HOUSTON (AP) — Bill O'Brien worked closely with Tom Brady when he was a Patriots assistant.
He's now set to return to the NFL to coach Houston, and he's a long way from Brady. The Texans have the No. 1 draft pick, and O'Brien might well find himself having to groom a rookie quarterback.
Two people familiar with the negotiations, speaking to The Associated Press on the condition of anonymity because an official announcement hadn't been made, said Tuesday night that O'Brien reached an agreement to coach the Texans. He is expected to be introduced Thursday.
He inherits a team filled with talent, but whose biggest problem is at quarterback. Veteran Matt Schaub, Houston's starter since 2007, was benched after six games. Case Keenum took over after that, but his lack of success showed he wasn't the answer either, and the team finished on a 14-game skid.
A number of talented quarterbacks could be available in May's draft. Louisville's Teddy Bridgewater, 2012 Heisman Trophy winner Johnny Manziel of Texas A&M, and Fresno State's Derek Carr, younger brother of Houston's first-ever draft pick, David Carr, are among the top-rated quarterbacks expected to be in the draft.
O'Brien spent 2007-12 as offensive assistant under Bill Belichick at New England. O'Brien was the team's quarterbacks coach from 2009-11, and Brady threw for 5,235 yards and 39 touchdowns in the 2011 regular season, when the Patriots went to the Super Bowl.
But his success with quarterbacks didn't begin or end with Brady.

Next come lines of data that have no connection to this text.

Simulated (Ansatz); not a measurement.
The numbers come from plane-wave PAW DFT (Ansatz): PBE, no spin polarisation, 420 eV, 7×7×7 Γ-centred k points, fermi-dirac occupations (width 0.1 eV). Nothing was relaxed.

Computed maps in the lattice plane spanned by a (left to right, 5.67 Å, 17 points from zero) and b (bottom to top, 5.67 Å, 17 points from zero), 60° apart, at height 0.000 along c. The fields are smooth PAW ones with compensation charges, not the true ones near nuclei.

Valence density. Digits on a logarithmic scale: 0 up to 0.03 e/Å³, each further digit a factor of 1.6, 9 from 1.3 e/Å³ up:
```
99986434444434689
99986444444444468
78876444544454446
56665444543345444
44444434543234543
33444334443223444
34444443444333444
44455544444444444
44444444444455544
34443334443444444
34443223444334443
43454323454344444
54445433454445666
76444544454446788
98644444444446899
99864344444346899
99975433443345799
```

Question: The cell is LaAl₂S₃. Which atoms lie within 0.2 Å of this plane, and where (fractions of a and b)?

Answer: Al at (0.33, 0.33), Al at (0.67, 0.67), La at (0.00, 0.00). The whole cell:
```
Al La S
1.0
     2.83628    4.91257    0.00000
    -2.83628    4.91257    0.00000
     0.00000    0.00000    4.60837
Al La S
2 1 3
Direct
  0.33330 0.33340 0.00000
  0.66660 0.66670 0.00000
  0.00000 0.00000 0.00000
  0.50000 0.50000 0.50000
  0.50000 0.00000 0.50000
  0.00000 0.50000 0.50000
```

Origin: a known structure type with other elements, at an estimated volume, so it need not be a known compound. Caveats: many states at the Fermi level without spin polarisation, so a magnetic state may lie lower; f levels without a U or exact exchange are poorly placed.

In 2001 he was the offensive coordinator and quarterbacks coach at Georgia Tech and worked with George Godsey. Godsey broke school records for yards passing (3,085) and completions (249) and led the ACC with 257.1 yards passing a game.
His success in grooming quarterbacks continued at Penn State in 2012. Under O'Brien's tutelage, senior Matt McGloin made remarkable improvement. He led the Big 10 in yards passing (3,271), completions (270) and touchdown passes (24). McGloin increased his completion percentage from 54.1 to 60.5 percent from 2011 to 2012.